My point is that, globally, the energy system is transitioning from a system based on fossil fuels to one based on different energy sources that are cleaner. Respected energy analysts and the oil companies themselves are now talking about peak oil demand.
And while there is no end to the different models, this one comes from Shell.
All the models have the same structure that we learn from history – innovation results in high cost, high risk and niche products. Demand for old technology peaks. New technology gets cheaper, and then there is a period of rapid change. Think fax machines. Blockbuster to Netflix. Horse and cart to combustion engine. Disruption, not linear change.
The change we are witnessing in our lifetimes is in part because of the growing impact of climate change, but it’s also because of technological advancements and economies of scale that have led to massive drops in the price of renewable energy.
The cost of electricity from solar and wind has fallen to parity with that of fossils. By 2020, they will likely be cheaper than fossils in every major area of the world.
Wind in the United States is down from $50 to $20 per megawatt-hour in just eight years – that’s just 2¢ per kilowatt-hour. Solar was down to 2.91¢/kWh in Chile and 2.42¢ in Abu Dhabi in 2016, and it’s been falling since.

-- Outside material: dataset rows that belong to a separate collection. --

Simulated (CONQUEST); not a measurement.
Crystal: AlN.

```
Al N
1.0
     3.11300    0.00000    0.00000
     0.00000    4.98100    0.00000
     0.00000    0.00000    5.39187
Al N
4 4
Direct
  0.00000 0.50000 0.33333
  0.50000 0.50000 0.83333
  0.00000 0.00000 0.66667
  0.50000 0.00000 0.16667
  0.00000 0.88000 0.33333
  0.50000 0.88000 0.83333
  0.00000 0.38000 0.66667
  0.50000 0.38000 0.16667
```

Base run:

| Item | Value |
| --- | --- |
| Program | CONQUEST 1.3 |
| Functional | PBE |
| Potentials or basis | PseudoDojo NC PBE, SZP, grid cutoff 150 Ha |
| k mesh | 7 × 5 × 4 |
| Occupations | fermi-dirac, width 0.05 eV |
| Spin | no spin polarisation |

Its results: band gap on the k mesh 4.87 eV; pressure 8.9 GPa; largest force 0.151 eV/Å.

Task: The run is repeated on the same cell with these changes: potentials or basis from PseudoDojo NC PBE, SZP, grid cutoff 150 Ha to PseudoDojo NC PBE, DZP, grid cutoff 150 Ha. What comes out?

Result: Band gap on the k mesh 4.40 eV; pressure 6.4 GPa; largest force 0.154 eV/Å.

And battery storage – which is often touted as what will hold electric vehicles back – is becoming cheaper and cheaper, meaning that electric vehicles could be cost comparable with conventional cars by the early 2020s.
Electric vehicles are small in number. EV sales in 2017 were one million out of total vehicle sales of 85 million. And there were only three million EVs out of more than 800 million cars on the road.
But look at the trends. In 2017, they made up 22% of the growth in demand, and at current growth rates they are likely to take all growth by 2023.
This is similar to the transition from horses to cars after 1900. Horse demand peaked when cars made up just 3% of their number.
Change is not linear. Peak moments are followed by quick change.
Peak fossil fuel demand will come when non-fossils take all the growth in demand.
Estimates vary, but some say we can expect peak oil demand by as early as 2022. In the majority of the scenarios, it happens by 2030. This one is from Carbon Tracker, using BP data.
So why are these projections important? They are critical because we use oil demand projections to analyse the potential for success – to make decisions like building the Trans Mountain pipeline. Industry likes to argue that we will need oil for decades to come. But how much? And where will it come from? Most global projections say as oil demand peaks and then declines, the first oil to go will be the most expensive and the most carbon-intensive. We need to plan for that.
Trans Mountain Pipeline
Now I want to turn to Trans Mountain. I will start with the implications of these market changes.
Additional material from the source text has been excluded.